Wednesday, August 22, 2018

Putin’s Language Law May Lead to Mobilization of Parents along Ethnic Lines


Paul Goble

            Staunton, August 22 – Vladimir Putin may rue the day he called for making the study of non-Russian languages voluntary while keeping the study of Russian obligatory if non-Russians take up an idea now circulating in Sakha to mobilize parents to register their children in non-Russian classes and force Moscow to pay for them.

            According to Sakha educator Natalya Sitnikova, “if parents display their patriotism and select for their children the study of native languages, then the state will support their creation” and that will mean that “the positions of native languages will only be strengthened” now that “free choice has been established in law” (regnum.ru/news/society/2468553.html).

            The Putin language law specifies that “federal state educational standards guarantee the possibility of receiving education in native languages from among the languages of the peoples of the Russian Federation,” she continues. In the past, this was only a rule issued by the Russian education ministry which could be changed. Now, it is a matter of law.

            That means it can’t be changed without action by the Duma.  Consequently, Sitnikova says, “parents and the legal representatives of children must write declarations about the choice of this or that language of instruction and what native language from among the languages of the Russian Federation they would like to study on entering school.

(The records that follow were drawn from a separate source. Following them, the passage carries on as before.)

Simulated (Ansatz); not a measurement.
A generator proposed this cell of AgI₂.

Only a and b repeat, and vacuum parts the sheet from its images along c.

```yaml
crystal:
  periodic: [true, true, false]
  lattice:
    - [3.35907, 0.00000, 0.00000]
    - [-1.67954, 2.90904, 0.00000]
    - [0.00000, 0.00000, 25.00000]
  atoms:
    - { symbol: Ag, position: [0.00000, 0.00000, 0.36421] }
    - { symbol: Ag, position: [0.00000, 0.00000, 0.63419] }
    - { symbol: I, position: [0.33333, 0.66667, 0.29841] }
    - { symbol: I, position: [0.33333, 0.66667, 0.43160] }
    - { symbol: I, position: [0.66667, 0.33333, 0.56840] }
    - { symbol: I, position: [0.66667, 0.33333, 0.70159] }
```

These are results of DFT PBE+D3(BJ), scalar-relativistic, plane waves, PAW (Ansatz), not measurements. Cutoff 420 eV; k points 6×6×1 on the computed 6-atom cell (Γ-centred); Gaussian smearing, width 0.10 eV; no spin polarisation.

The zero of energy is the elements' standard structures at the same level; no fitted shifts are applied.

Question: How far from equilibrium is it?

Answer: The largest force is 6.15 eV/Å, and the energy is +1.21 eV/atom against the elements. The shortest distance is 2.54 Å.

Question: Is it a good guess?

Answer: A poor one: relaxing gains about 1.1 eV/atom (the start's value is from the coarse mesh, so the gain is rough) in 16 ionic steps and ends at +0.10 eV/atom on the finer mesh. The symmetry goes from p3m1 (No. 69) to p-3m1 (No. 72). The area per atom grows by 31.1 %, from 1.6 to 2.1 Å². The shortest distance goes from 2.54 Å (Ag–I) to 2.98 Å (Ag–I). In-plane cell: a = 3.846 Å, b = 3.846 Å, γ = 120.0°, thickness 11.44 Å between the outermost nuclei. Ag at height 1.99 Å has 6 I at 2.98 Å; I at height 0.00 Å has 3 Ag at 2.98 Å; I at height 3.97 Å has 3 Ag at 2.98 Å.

            What this means, she continues, is that “now much depends on parents and whether they will choose their native language for study. In this case, the parents must display their patriotism” because “this is a big responsibility before their people for the preservation of their native language.”

            Fedot Tumusov, a Duma deputy from Sakha, earlier suggested that non-Russians shouldn’t be upset by the new law because they will be able to “’render it harmless.’” What Sitnikova says is an indication of how some non-Russians plan to do just that, encouraging other non-Russians to take a stand and demand that their children study non-Russian languages.

            If that notion takes off, it would mean that non-Russians would mobilize to demand that the state live up to its own law and provide schools and educational materials in their native languages, something Putin and those around him aren’t likely to be willing to do.  But now in contrast to the past, the non-Russians have the law on their side and can use it.

            Indeed, this is a classic example of the principle that if you are given lemons, make lemonade.  But if the non-Russians do mobilize in this way, that “lemonade” will be bitter for Putin either because non-Russians will have a new basis for coming together or because they will now see that the Kremlin has no plans to live according to its own laws.

            Either outcome will leave the non-Russians far more mobilized than they would have been if no such law had been proposed or adopted.